The Sheng Xuanhuai collection contains over 70 volumes of correspondences between the entrepreneur Sheng Xuanhuai and other individuals. The texts included in the collection are digitized and are preserved in formats of images and text files. The texts are also coded with labels/variables such as title, sender name, receiver name, date, key words and locations mentioned in the texts. The digitization and transcription of the correspondences that transform these texts into machine readable formats allows researchers to conduct studies using computational text analysis and other relevant methods.

In the following sections, we demonstrate our way of importing text data to R, preparing texts for analysis, as well as exploring and visualizing texts. Basic knowledge of R will be helpful if you are to try this practice or even apply this on your own data.

Import Text

First we need to read our data (the texts - csv files are used in this demo) to R - to do so, we use setwd() function to set up the working directory, i.e., let R know the path of where we store the data on the computer, then we use read.csv() to load the data file named v36.csv to R.
# set your working directory
setwd('YOUR WORKING DIRECTORY')
# load the data in a spreadsheet to R
v36 <- read.csv('v36.csv', encoding = 'UTF-8', header=TRUE, row.names=1, stringsAsFactors=FALSE)
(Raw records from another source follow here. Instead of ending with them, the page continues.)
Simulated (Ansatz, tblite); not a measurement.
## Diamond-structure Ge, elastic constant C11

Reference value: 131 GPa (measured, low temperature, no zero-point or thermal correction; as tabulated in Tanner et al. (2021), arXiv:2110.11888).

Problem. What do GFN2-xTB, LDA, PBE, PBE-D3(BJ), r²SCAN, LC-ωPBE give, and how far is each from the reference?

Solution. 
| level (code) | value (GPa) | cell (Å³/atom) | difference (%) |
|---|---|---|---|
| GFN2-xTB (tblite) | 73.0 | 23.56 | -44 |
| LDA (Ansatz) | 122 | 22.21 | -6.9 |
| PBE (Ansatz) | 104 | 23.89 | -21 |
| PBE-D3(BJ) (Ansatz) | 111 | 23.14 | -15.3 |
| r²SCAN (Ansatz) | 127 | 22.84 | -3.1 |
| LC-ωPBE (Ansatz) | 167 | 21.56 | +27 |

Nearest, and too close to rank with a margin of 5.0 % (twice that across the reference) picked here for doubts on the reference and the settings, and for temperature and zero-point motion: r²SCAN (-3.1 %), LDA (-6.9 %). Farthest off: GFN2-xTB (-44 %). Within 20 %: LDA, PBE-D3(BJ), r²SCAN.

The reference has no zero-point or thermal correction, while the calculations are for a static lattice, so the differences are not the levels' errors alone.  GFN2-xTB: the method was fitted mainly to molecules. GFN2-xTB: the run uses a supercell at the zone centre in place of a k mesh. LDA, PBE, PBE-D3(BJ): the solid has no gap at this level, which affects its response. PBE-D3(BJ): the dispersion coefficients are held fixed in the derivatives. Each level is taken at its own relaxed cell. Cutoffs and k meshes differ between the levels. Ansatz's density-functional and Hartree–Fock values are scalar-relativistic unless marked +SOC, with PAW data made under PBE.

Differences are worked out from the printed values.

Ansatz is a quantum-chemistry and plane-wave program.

# view the first two rows of the data
head(v36, 2)
##                lid
## 1 36-001A-1—001A-2
## 2 36-001B-1—001B-2
##                                                                                                                                                                                                                                                                                                           ltext
## 1                                                              宮保鈞座:新正趨賀兩次,聞藎躬尚未康復,不可以風,未敢驚擾。昨往拜朱邇典。伊面稱久違侍鈞顔,欲於日內晉謁,兼答拜經方。頃接其來函,准於明日下午三句鐘來署拜謁。可否允其接見?謹請示復,以便函告該使。肅此。上叩勛祺,順頌新禧。經方謹上。初九日。
## 2 啟者:頃據民政部公啟稱:於本月十六日下午三點鐘,在部開第一次衛生會會議。請飭派出各員届時蒞會等因。査本部知醫者惟屈道永秋( 去年九月始行札調到部),及承政廳行走學部主事謝天保兩員。屈道在本部月支薪水二百兩,謝主事則於滬甯鐵路掛名,月支洋百元。此兩員在本部無事,可否派其前往會議?請酌示。經方謹上。十二日。
There are two variables in the data: lid and ltext - they are correspondence letter ID and letter text in volume 36 of the collection. We have 245 rows in this dataset, i.e., 245 letters in this volume.

Segmenting Chinese Text

Words and terms are the basic units of many computational text analysis methods, however Chinese characters are not “naturally” divided by whitespaces like some other languages such as English. A number of methods are developed to segment Chinese characters - here we try the widely used “jieba” segmenter on our sample texts. To use the R version of jieba, install the package by running this command install.packages('jiebaR') in you R Console. Note you also need to run install.packages() for the other packages we use here in the following sections if you haven’t had them installed on your computer.
# load the "jiebaR" and "stringr" packages/libraries
library(jiebaR)
library(stringr)
Initialize an engine for word segmentation, use all the default settings, and try it on a simple sentence.
# initialize jiebaR worker
cutter <- worker()

# test the worker
cutter["今天的天氣真好"]
## [1] "今天" "的"   "天氣" "真好"
We then define a function called seg_x by which we segment the texts stored in the ltext variable of the data v36 and save them as a new variable of v36 called ltext.seg.
# define the function of segmenting
seg_x <- function(x) {str_c(cutter[x], collapse = " ")} 

# apply the function to each document (row of ltext)
x.out <- sapply(v36$ltext, seg_x, USE.NAMES = FALSE)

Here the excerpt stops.